Allianz Faces a Critical Midweek Test After Dividend-Driven Share Price Dip
10.05.2026 - 17:32:12 | boerse-global.de
The Allianz share has taken a technical hit, but the market’s real focus is squarely on Wednesday morning. After trading ex-dividend on May 8, the stock closed Friday at €370.80, down 4.01 percent. The record payout of €17.10 per share — credited to investors on Tuesday — largely explains the retreat, though the broader picture is more nuanced.
The timing of the adjustment has been less than ideal. The share now sits practically on its 50-day moving average of €370.88, a slender technical support level. With a relative strength index of 73.5, the stock remains in overbought territory despite having shed roughly 4.6 percent since the start of the year. The wider insurance sector is offering little comfort. Munich Re recently touched a four-week low, triggering a bearish technical signal, while Swiss Re posted a first-quarter net profit of around $1.5 billion yet still lost about 4 percent in value — margin pressure during premium renewals weighed on sentiment. Only Hannover Rück has flashed a potential stabilisation signal with a bullish hammer pattern on its chart.
Wednesday’s first-quarter report, due at 9:30 a.m., will be the real arbiter. Management has set a full-year operating profit target of approximately €17.4 billion, aiming to match last year’s record level. Investors will scrutinise the combined ratio and asset management inflows, particularly at PIMCO, which alongside traditional insurance forms the group’s core earnings engine.
Should investors sell immediately? Or is it worth buying Allianz?
A key area of concern lies within Allianz Trade, the credit insurance arm. Corporate insolvencies rose sharply globally last year, with German bankruptcies climbing past 24,000 cases. A further increase is expected in 2025, which could pressure the claims ratio in the opening quarter.
The company’s financial firepower remains substantial. With a Solvency II ratio of 218 percent, Allianz has the capacity to sustain its generous payout policy — distributing roughly 60 percent of adjusted profit to shareholders — alongside a buyback programme that has consumed nearly €17 billion since 2017. Analysts project the dividend could rise to as much as €23.43 by 2028, a roughly 37 percent increase from current levels.

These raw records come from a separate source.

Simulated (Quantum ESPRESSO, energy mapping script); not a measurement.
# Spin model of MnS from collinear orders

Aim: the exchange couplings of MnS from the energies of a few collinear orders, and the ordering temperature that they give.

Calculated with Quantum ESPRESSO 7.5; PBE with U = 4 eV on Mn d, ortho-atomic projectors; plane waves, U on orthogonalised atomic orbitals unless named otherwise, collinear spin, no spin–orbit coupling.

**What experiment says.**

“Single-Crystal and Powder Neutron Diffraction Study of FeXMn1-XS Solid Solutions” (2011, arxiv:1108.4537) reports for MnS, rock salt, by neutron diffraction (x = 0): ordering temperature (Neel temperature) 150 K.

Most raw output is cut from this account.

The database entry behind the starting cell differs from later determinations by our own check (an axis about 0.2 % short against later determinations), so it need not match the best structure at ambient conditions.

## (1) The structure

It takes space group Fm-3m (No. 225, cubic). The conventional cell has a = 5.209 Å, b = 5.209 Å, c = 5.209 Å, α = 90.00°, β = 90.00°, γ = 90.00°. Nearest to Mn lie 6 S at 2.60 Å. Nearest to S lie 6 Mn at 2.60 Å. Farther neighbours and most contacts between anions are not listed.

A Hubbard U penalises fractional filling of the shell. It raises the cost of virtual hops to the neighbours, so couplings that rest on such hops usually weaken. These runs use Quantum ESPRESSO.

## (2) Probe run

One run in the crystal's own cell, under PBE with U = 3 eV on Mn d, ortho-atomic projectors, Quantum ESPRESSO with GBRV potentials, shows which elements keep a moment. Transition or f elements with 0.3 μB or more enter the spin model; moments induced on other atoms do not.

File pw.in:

Strategically, the group is pushing deeper into Asia. A 50-50 joint venture with Jio Financial Services, announced in April, targets India’s property and casualty insurance market, complementing an existing reinsurance partnership between the two firms.
Ahead of the results, analyst opinions diverge. Barclays rates the stock underweight with a €350 price target, while Berenberg recommends buying. If Allianz can demonstrate it is managing margin pressure more effectively than peers like Swiss Re, Wednesday’s numbers could quickly erase the dividend-related discount. The market is waiting to see which narrative prevails.